The application will need adjustments for deployment. Therefore, the developer needs to understand how the infrastructure will be deployed. For example, deciding on containerization - selecting services and configuring them correctly.

There may be DevOps specialists on the project, but this does not mean that responsibility for the deployment process rests solely with them.

If we have a monolith, we can cache data in memory. If we use microservices with several individual service instances, caching each one in memory becomes impractical. It is unclear how to update them later synchronously. In this case, a distributed cache is the solution: a separate service should be established that stores specific data and provides quick access to it. As a rule, this is a key-value store.

Separate file storages. Why? Because simply storing files on disk is not convenient, and storing files in a database is problematic. Therefore, enterprise projects often use separate file storages as another infrastructure service.

For tasks related to data display, a visualizer should be connected. This makes monitoring metrics and logs and tracking health checks more convenient.

A separate block – code style and analyzers. When the team is already large or medium-sized, everyone can write code differently. This sometimes leads to controversy in code reviews. Therefore, enterprise projects often use analyzers that automatically identify problems, potential errors and ensure a unified code style.
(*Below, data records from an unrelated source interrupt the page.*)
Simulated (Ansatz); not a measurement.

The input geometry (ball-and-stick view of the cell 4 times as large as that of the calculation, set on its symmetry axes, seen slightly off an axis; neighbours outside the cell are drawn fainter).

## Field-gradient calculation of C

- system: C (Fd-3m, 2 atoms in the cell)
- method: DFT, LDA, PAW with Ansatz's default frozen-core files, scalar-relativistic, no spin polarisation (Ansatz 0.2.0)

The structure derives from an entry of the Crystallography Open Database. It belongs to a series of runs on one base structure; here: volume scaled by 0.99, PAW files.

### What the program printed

What skills are needed to successfully solve the problems of an enterprise project?

Database:

  • Tables, data types, restrictions;
  • Writing queries, connections;
  • Indexes;
  • Transactions;
  • Stored procedures;
  • Representation.  

More advanced level:

  • Query plan;
  • Statistics;
  • Forms;
  • Deadlock;
  • Triggers;
  • Internal filtration and connection.

In addition to the ability to create tables, think through their architecture, and understand all types of connections and constraints, we also need to be able to navigate different types of indexes: covering, filtering, clustered, non-clustered, composite. This knowledge makes it easier to add indexes to enhance the performance of certain queries at the development stage.

Many queries need to be executed within transactions to avoid inconsistent data in the database.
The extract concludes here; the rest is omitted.